Use Graph To Investigate Limit

[nycmathguy]

Summary:: Use Graph To Investigate Limit

Use the graph to investigate the limit of f(x)
as x tends to 0.

Let me see.

I got to use the graph to investigate the limit of f(x) as x tends to 0 from the left and right.

Let y = f(x).

The given function can also be expressed as f(x) = | x |.

The limit of (-x) as x-->0 from the left is positive infinity.

The limit of (x) as x-->0 from the right is positive infinity.

The limit of f(x) as x-->0 from the left and right at the same time is positive infinity.

Can I say the limit of f(x) is positive infinity?

 

[phinds]

The limit of (-x) as x-->0 from the left is positive infinity.

The limit of (x) as x-->0 from the right is positive infinity.

The limit of f(x) as x-->0 from the left and right at the same time is positive infinity.

Can I say the limit of f(x) is positive infinity?

Only if you think for some unfathomable reason that zero and positive infinity are the same thing.

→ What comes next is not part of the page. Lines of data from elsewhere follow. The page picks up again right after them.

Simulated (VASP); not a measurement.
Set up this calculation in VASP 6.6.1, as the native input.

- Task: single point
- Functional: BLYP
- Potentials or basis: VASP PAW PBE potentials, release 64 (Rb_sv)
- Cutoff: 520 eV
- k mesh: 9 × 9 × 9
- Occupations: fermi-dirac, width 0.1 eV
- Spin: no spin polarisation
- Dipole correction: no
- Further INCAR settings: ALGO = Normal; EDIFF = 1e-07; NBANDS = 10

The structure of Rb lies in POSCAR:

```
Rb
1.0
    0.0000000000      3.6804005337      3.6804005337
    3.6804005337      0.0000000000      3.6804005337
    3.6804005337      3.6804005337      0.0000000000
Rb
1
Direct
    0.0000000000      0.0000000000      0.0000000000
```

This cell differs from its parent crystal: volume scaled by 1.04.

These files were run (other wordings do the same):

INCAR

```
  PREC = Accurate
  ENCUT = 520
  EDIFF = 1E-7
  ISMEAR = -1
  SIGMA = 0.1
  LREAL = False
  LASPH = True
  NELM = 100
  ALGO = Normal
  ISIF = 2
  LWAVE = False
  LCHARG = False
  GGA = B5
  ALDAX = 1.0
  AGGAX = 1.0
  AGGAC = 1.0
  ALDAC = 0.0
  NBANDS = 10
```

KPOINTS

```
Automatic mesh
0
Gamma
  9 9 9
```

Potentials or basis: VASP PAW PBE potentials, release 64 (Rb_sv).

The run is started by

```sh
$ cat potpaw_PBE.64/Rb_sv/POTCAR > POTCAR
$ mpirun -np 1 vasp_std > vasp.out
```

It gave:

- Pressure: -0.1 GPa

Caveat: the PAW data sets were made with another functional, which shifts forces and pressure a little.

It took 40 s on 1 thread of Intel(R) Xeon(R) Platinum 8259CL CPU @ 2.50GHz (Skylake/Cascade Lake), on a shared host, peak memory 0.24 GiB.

You CLEARLY show a graph in which the y value goes to zero as the x value approaches zero. How can you think that this is positive infinity?

 

[Mark44]

You CLEARLY show a graph in which the y value goes to zero as the x value approaches zero. How can you think that this is positive infinity?

+1

 

[nycmathguy]

Only if you think for some unfathomable reason that zero and positive infinity are the same thing.

You CLEARLY show a graph in which the y value goes to zero as the x value approaches zero. How can you think that this is positive infinity?

I was thinking about the V shape formed by the graph of y = | x |. In quadrants 1 and 2, the graph starts at (0, 0) and shoots upward through quadrants 1 and 2 into eternity. However, thinking about it, as I walk toward zero on the x-axis from the left and right, the graph does reach a height of zero. The limit is 0.

 

[nycmathguy]

+1

What does +1 mean? Please, read my reply to phinds.

 

[Mark44]

What does +1 mean? Please, read my reply to phinds.

+1 means I agree with what phinds wrote.

I was thinking about the V shape formed by the graph of y = | x |. In quadrants 1 and 2, the graph starts at (0, 0) and shoots upward through quadrants 1 and 2 into eternity. However, thinking about it, as I walk toward zero on the x-axis from the left and right, the graph does reach a height of zero. The limit is 0.

Since the problem was to find the limit as x approaches zero, it's immaterial what the graph does for large x or for very negative x.

 

[nycmathguy]

+1 means I agree with what phinds wrote.
Since the problem was to find the limit as x approaches zero, it's immaterial what the graph does for large x or for very negative x.

What about if the graph is y = -| x | as x tends to 0? You said: "...it's immaterial what the graph does for large x or for very negative x." Can you provide an example using another function?

By the way, are you the same MarkFL from Florida? He is very popular in other math forums.

 

[phinds]

What about if the graph is y = -| x | as x tends to 0? You said: "...it's immaterial what the graph does for large x or for very negative x." Can you provide an example using another function?

Do you have some belief that -0 is different from +0 ?

By the way, are you the same MarkFL from Florida? He is very popular in other math forums.

click on his avatar to see that he is from Washington State

 

[Mark44]

What about if the graph is y = -| x | as x tends to 0?

Same limit value.
$$\lim_{x \to 0} |x| = \lim_{x \to 0} -|x| = \lim_{x \to 0} x^2 = \lim_{x \to 0} x^3 = 0$$

You said: "...it's immaterial what the graph does for large x or for very negative x." Can you provide an example using another function?

If you're investigating the limit of some function as x approaches zero, why would you want to check on what happens if x is very large or very negative? That's what I meant by "it's immaterial".

 

[nycmathguy]

Same limit value.
$$\lim_{x \to 0} |x| = \lim_{x \to 0} -|x| = \lim_{x \to 0} x^2 = \lim_{x \to 0} x^3 = 0$$
If you're investigating the limit of some function as x approaches zero, why would you want to check on what happens if x is very large or very negative? That's what I meant by "it's immaterial".

I get it now thanks to you. This is a great site.

 

[nycmathguy]

Do you have some belief that -0 is different from +0 ?

click on his avatar to see that he is from Washington State

No. Obviously, -0 = +0 = no value. Yes, you are right. He is not MarkFL. I do miss MarkFL. What an incredible mathematician he truly is. Member jonah ruined my friendship with MarkFL. Sorry but I needed to bring this into light.